Self-Defense vs. Sport Jiu-Jitsu at RGA Pittsburgh

Self-Defense vs. Sport Jiu-Jitsu at RGA Pittsburgh

I’m reposting this, which was originally a question from someone looking at our school for the first time. I’ve edited it a little and added some things. The question was: “Does your school focus more on sport or self-defense?” It is a good question and I had to reflect on it some before writing an answer. There are schools that focus on one or the other, if not exclusively then at least they state one or the other as a focus. For example, Gracie Torrence states that the main goal of their jiu-jitsu is self-defense. I think Alliance would be on the other end of the spectrum. There are both great schools and, although I have trained with students from both, I have never been at either school for a class. Below is what I feel is the focus of our school. Individual members may have a different focus. Hopefully the response will give you a better idea of what our guiding principals are at Renzo Gracie Pittsburgh.


Sorry that it took me a while to respond. I saw your message when I was training in NYC and wanted to provide a more thoughtful answer than was possible on my Blackberry while sitting at a restaurant with other people.

I do not think we are really about competition or self-defense. What I think we emphasize is more like personal development. For example, use the following as an analogy: someone who enjoys mountain biking is not necessarily doing it for competition and may not use his bike as transportation to and from work. It is more of a game that the person derives challenge and other benefits such as health and camaraderie from.
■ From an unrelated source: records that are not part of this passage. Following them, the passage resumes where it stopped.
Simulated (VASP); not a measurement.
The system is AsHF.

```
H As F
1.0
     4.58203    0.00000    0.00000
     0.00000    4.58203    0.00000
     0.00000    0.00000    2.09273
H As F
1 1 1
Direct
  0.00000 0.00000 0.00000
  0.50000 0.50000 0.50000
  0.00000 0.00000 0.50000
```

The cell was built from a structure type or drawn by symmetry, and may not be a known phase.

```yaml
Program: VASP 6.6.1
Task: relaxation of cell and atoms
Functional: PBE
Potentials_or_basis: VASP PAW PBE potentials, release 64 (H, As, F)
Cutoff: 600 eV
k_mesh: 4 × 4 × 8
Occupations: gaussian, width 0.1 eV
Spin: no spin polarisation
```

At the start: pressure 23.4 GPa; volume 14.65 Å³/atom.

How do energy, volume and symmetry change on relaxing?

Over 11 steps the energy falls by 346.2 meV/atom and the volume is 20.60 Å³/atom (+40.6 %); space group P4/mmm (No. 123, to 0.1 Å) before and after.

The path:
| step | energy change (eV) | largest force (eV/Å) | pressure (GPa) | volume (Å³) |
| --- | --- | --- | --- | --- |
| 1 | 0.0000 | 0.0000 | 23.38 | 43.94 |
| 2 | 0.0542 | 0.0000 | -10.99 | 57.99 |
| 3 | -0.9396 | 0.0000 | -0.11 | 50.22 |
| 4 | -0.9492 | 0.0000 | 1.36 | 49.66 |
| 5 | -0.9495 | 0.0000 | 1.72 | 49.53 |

The techniques of jiu-jitsu were developed from both sport and martial-craft/self-defense over the centuries. There has always been a co-mingling between the two different expressions of jiu-jitsu and more generally grappling. One of the modern geniuses of martial arts, Kano Jigoro, (founder of Judo), emphasized training/competing with a resisting opponent. He felt that this type of training was the only way to truly learn how to apply techniques even if they were martial or self-defense applications. Another way of saying this is that the only way to develop effective self-defense skills is to hone them in a competitive environment. This can be friendly competition among classmates among classmates or high-level international sport. The venue doesn’t matter. At Renzo Gracie Pittsburgh we adhere to this philosophy. Renzo Gracie (one of my teachers) believes this and has had extensive “street” experience and teaching experience with NYC and Rio De Janeiro special police units. Katas, or as we say in western martial arts, “shadow boxing” and drilling techniques is important but cannot, on their own, realistically make someone competent in a high pressure, real situation.

To answer your question in a more specific way, the techniques we teach/practice, especially in our beginners (“fundamentals jiu-jitsu classes”) will be effective outside the academy on the street or in entry-level competitions. They will give you a good base. You will not see “defense to a chair strike” or how to disarm a knife-wielding person. There are places which teach this. I do not think there is strong evidence that it really helps in life and death or seriously stressful situations. I feel that, as a black belt, I would be at a serious disadvantage against a sixteen year old kid with a five-inch blade. Furthermore, some of the benefits I would receive from my training would not be specific techniques. Some important benefits may be more body awareness and clarity of mind under stress. I do believe that I am safer and more confident due to my jiu-jitsu training and technique although this is tempered by understanding the limits of it. I hope this answered your question. See you in class.